Montgomery’s bump to the Barons is part of a radical late-season plan that Chris Getz took to calling “Project Birmingham” by the end of his media session with reporters. Montgomery will be joined by numerous other prospects from both A-ball affiliates, supplementing the biggest names already at Birmingham for a sort-of mega-roster over the final weeks of the season.
Getz presented the plan as part reward, part motivation, and part transition to instructional season.
“Having a pool of our top players with our top staff, with each other on a daily basis, bringing that to life during a minor-league season … We’re going to have our coordinators head to Birmingham for the rest of the month, the last four weeks and not only are we able to compete on a nightly basis, certainly personalize the instruction, but also treat it almost as an advanced instructional league so these guys are set up for their offseasons and work toward next year.”
It’s very likely that Kannapolis hitters with high strikeout rates like DJ Gladney and Wilfred Veras will find Double-A tough to crack, but I’d guess that those guys are going to spend most of their time on the non-active development list, rather than ramming their heads against the wall and posting 55-percent strikeout rates that make progress impossible to detect.
James Fegan relayed the entire Birmingham roster, and it’s a mix of merit and previous investment.
From Winston-Salem: Montgomery, Adam Hackenberg, Drew Dalquist, Bryan Ramos, Cristian Mena, Duke Ellis, Garrett Schoenle, Luis Mieses, Matthew Thompson, Norge Vera, Tyler Osik.
From Kannapolis: Gladney, Veras, Jared Kelley, Kohl Simas, Wes Kath.
Writing about the White Sox for a 16th season, first here, then at South Side Sox, and now here again. Let’s talk curling.
Has this ever been done before by anyone anywhere?
What about getting playing time and innings pitched? Or have most of these guys reached their levels for the season, therefore sitting inactive in Birmingham is no big deal. (sort of inactive. I assume there will be instructions and learnings going on outside the games)
This seems like a wild experiment.
Also, I’ll assume the White Sox are giving everyone adequate housing.
Oh, no. It’s all a scheme to save money on housing, isn’t it.
Call me cynical but I’m beginning to think this is actually “Project Save Chris Getzs’ Job”.
He’s had his current position since Feb 2021. The farm system seems to be in better shape than last year, and there are several prospects that appear to have promise. Sox have several incompetent employees, but I don’t see evidence that Getz is included.
Yes. Getz and Marco Paddy are two of the few Sox employees that, based on performance, deserve a raise. And I’m including the players in that list.
I’d add Mike Shirley to that list, as the draft strategy since he took over from Nick Hostetler has a bit more upside.
The issue with Getz is how he handled the Omar Vizquel sexual abuse scandal. Yes, it’s good that Vizquel and the coaches who were reportedly present when the alleged abuse occurred no longer supervise White Sox employees, but questions remain about how Getz handled Vizquel’s last month (and ultimate “mutual” parting) and how he promoted Wes Helms to AAA manager in the aftermath.

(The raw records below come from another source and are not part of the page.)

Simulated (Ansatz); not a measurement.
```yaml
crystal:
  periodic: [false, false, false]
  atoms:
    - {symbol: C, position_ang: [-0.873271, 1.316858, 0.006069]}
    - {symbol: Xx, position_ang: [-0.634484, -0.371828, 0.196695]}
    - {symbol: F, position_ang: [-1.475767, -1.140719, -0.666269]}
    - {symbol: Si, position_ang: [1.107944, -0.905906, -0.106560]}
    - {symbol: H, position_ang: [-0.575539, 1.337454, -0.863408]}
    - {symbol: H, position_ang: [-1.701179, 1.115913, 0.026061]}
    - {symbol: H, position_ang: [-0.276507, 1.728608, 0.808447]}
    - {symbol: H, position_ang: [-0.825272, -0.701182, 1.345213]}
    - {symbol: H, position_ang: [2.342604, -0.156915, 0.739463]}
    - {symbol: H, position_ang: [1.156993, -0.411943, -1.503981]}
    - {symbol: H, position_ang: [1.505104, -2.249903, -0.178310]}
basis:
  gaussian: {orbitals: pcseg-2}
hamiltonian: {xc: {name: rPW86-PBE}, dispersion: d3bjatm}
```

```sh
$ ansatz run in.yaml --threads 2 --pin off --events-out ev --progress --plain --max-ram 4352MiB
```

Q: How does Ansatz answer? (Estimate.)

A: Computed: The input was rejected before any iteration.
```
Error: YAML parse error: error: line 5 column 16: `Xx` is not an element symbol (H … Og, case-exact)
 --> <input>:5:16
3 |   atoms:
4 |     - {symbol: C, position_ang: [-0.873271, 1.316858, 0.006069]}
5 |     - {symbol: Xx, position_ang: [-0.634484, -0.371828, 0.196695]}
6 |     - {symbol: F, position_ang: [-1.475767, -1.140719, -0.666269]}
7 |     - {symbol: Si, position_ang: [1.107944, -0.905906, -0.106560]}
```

So you are calling him cynical.
It’d be fun to interview Kohl Simas about his past 13 months. UDFA to AA is quite the journey (even aside from his background as son of a onetime Sox reliever).
I’m flabbergasted that the Sox are the first team to try this concept; they’re not exactly known for innovation. The rationale is interesting. My suspicion is that both unexpected benefits and detriments will come from this. At least they’ll learn something.
I heard somewhere that Montgomery has talked about being worn down after never playing anywhere near this many games before. He would probably benefit more from something like this than grinding it out every day in W-S for the next month.
I still don’t see what player development problem this solves. Is the problem that the minor league season is too long for some guys but not others? Is the problem that the Sox have some good player development staff but not enough to cover all levels? Is the problem that instructional league time is too limited? I’m generally skeptical that this means anything other than a couple of days of coverage of something other than how disappointing the on-field major league product has been.
We’re going to have our coordinators head to Birmingham for the rest of the month
So yeah, you’re going to get guys rest at the end of the season since Birmingham’s roster will be much larger than normal and you get the minor league brain trust in one location so they can work with the top guys daily. It’s a bigger, longer instructional league and I can’t see any kind of downside.
There might be a downside for minor league baseball fans or the level of competition in the minor leagues. There could also be some downside for the other players in the Sox system who aren’t going to have as much access to coaching or coordinators as some of their peers. But who knows, maybe this is brilliant and all the other teams will just start doing their own things too.